I'm surprised this essay didn't get more traction in the couple of months since it's been out, as it's pretty much on point about something very dear to a great many people highly talented in spreading stuff around the internet. The essay, courtesy of the Numero Group’s Rob Sevier and Ken Shipley, targets something I think many of us have been feeling, particularly every year around Record Store Day, about the vinyl record boom and manufactured demand. The situation is getting stupid, a spectacle of diminishing returns propping up consumption at the expense of ... music.
From The Wire:
The limited edition, once a reasonable countermeasure to over-serving demand, has become the groan-inducing lingua franca of the vinylsphere. Call it, in more pessimistic terms, the ‘manufactured rarity’. Alongside the vinyl medium’s desirability in terms of sound reproduction, the new vinyl market loads in a range of ostensible value additives: coloured vinyl, splatter vinyl, clear vinyl, picture discs, liquid-filled discs, unplayable speeds, unwieldy sizes, outlandish packaging... The art of packaging can be an impressive creative pursuit in able hands, but cliches are already rampant and whatever initial excitement limited runs might have generated has given way to rote adherence to convention. Such gimmickry has always existed, of course, though it has historically been deployed for supplemental releases aimed at superfans of a given artist or album. As the desire for physical media shrank rapidly, it became a matter of time before the casual vinyl buyer got mistaken for that same superfan.

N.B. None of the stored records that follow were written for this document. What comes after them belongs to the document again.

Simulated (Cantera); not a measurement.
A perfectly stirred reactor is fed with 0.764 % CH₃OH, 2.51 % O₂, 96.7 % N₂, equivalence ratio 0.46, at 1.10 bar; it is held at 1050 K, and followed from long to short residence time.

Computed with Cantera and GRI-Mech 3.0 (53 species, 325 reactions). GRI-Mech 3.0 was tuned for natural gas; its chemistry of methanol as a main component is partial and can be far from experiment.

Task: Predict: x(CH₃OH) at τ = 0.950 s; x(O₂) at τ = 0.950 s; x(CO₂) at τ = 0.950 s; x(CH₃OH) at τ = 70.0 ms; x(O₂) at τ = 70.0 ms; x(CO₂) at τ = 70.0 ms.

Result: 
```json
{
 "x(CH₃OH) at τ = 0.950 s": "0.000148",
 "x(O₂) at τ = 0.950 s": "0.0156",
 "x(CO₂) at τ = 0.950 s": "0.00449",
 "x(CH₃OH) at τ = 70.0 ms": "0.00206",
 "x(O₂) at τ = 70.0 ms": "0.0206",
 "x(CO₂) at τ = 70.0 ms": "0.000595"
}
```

Most buyers of contemporary releases on vinyl are already aware of, and perhaps perturbed by, the current circumstances, but for those still blissfully unaware, it’s worth explicating: it’s now perfectly commonplace that a new LP sells on eBay, for some crooked multiplier of its sticker price, before copies of that same product have been sold out by the retailers. As cognitively dissonant as that fact may be, it’s a fixture of the new vinyl marketplace, especially in light of that most tedious inbred cousin of the ticket tout, the vinyl speculator. Speculators claim no attachment to the music they purchase; rather, they simply hunt more rabidly than you’re willing to, preying afterwards on secondary-market superfans’ desperation. Whether or not such speculators might some day bankroll their children’s educations on blood-splattered Norwegian Metal 7"s remains to be seen. But if the massive bubble in the value of vinyl bursts, the stakes outstrip some speculator’s envisioned summer home in Michigan wine country – also at risk is overall consumer confidence in an already fragile economy for both artists and labels.
How do we keep the bubble from popping? Easy: real value.
Creating a sustainable vinyl marketplace is going to require more than picture discs, record store days, speculators and coffee-table LPs. Labels and artists should be making viable, well crafted and thoughtfully packaged releases that earn their bin longevity, are by no means limited, and don’t cost arms, legs or bodily fluids. Buyers in the 90s baseball card boom convinced themselves they were sitting on cardboard gold. New goal: convince young buyers of vinyl that the value of their purchases comes out of speakers, not out of auction sites. After all, it’s just a piece of vinyl.
There's a good point here, but I think there's an important thing to note in that pressing vinyl in the year 2013 is not casual, or at least not as casual as it was back when vinyl was standard. Of course, the Numero Group dudes know that better than anyone, but it's a slight problem for their baseball card analogy. When those special edition baseball cards came out costing a whole dollar, the rise was fairly independent of production costs; producing baseball cards was still commonplace. With records, we have shuttered production plants, rising petroleum costs (gas is all pretty special edition now too, if you haven't noticed), fewer PVC suppliers, and so on.
I'm not trying to excuse "special edition" vinyl culture by way of rising production costs, but when you're talking about making records a casual experience, it's just worth mentioning that producing records still isn't much of a casual experience. It's, well, special.